The period from 1991 to 1996, when the Jayalalithaa-led AIADMK was in power for the first time, is considered the best period of the Special Officer-driven Corporation. Jayalalithaa hand-picked a 1970-batch IAS officer, R. Poornalingam, for the post, and a 1981-batch officer, K. Allaudin, for the post of Corporation Commissioner. A team of young IAS officers was appointed to oversee the critical functions of the civic body—solid waste management, finance, works, health care and education. The officers brought with them a new sense of urgency, better management, and computerisation skills, which were lacking in the civic body. The team gave direction and focus to its functioning and delivered decisions at a pace that no democratic institution can match. It focussed on constructing multi-lane roads, improving street lighting to international standards, ensuring periodic removal of garbage and better solid waste management practices, and improving health-care delivery.

With the Panchayati Raj Act coming into force, the Tamil Nadu government enacted two separate Acts for urban local bodies and panchayats in April 1994, necessitating the holding of civic elections across the State.

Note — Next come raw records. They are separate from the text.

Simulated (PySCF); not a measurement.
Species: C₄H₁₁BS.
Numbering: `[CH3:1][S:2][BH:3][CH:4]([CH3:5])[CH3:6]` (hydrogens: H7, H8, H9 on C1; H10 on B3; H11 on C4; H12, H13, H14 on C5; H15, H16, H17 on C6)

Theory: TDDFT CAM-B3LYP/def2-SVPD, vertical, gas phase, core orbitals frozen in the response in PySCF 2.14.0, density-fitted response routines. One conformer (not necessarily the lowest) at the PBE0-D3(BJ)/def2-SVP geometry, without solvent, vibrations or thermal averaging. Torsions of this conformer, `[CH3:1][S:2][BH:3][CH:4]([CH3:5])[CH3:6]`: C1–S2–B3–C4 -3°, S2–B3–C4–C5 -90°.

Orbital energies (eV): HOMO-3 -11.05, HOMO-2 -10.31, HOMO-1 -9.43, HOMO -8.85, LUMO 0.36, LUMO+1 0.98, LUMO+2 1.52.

The elections were held in October 1996. The DMK, which came to power in May 1996, amended the provisions of the Nagar Palika Act by which the Mayor of the Corporation would be elected by the citizens of Chennai in a public election and the term of the Mayor’s office as well as the elected Councillors would be five years from the date of the election. However, the Deputy Mayor would be elected from among the members of the Council.

Karunanidhi, who was grooming his son M.K. Stalin to succeed him, used the local body elections as a platform to initiate his son into the next level of politics. Stalin, who lost the first Legislative Assembly election he contested in 1984 from the Thousand Lights constituency, was elected from the seat in 1989. He was defeated in the next election held in 1991. He was, however, elected from the same constituency in 1996 and re-elected in 2001 and 2006.

In 1996, Stalin became the first directly elected Mayor to occupy the high office in Ripon Building, the official seat of the Corporation since 1913. Under his mayorship, the civic body drew up a slew of schemes, both to cater to the neglected areas of the city and to reduce the traffic bottlenecks at various important junctions. The mini-flyovers, nine of which dot the city, was his contribution to reduce traffic congestion. While capital works got a fillip between 1996 and 2001, this came to a virtual standstill after Stalin was elected Mayor for a second time in 2001.

The DMK was defeated in the 2001 Assembly elections, and the AIADMK government, which was looking to curtail the powers of the Mayor, introduced a special Act, popularly called the one-man-one-post Act, which held that an individual could not hold the post of Mayor and MLA at the same time. With the Madras High Court refusing to stay the order, Stalin had to quit after holding the office for six years. He is the longest serving Mayor of Chennai.

The Deputy Mayor, ‘Karate’ S. Thiagarajan, assumed the powers of Mayor after Stalin quit. But the court came down heavily on him and also struck down the amendment. In effect, from 2001 to 2006, the Corporation wasted precious time in scoring political points even as the city was bursting at the seams. It was left to the next directly elected Mayor, M. Subramaniam, to work on some of the critical issues, when the DMK once again came to power in 2006. A political lightweight within the party, Subramaniam lacked Stalin’s sway over Fort St. George, the seat of power, and hence, despite hard work, he had not much to show for it at the end of his tenure.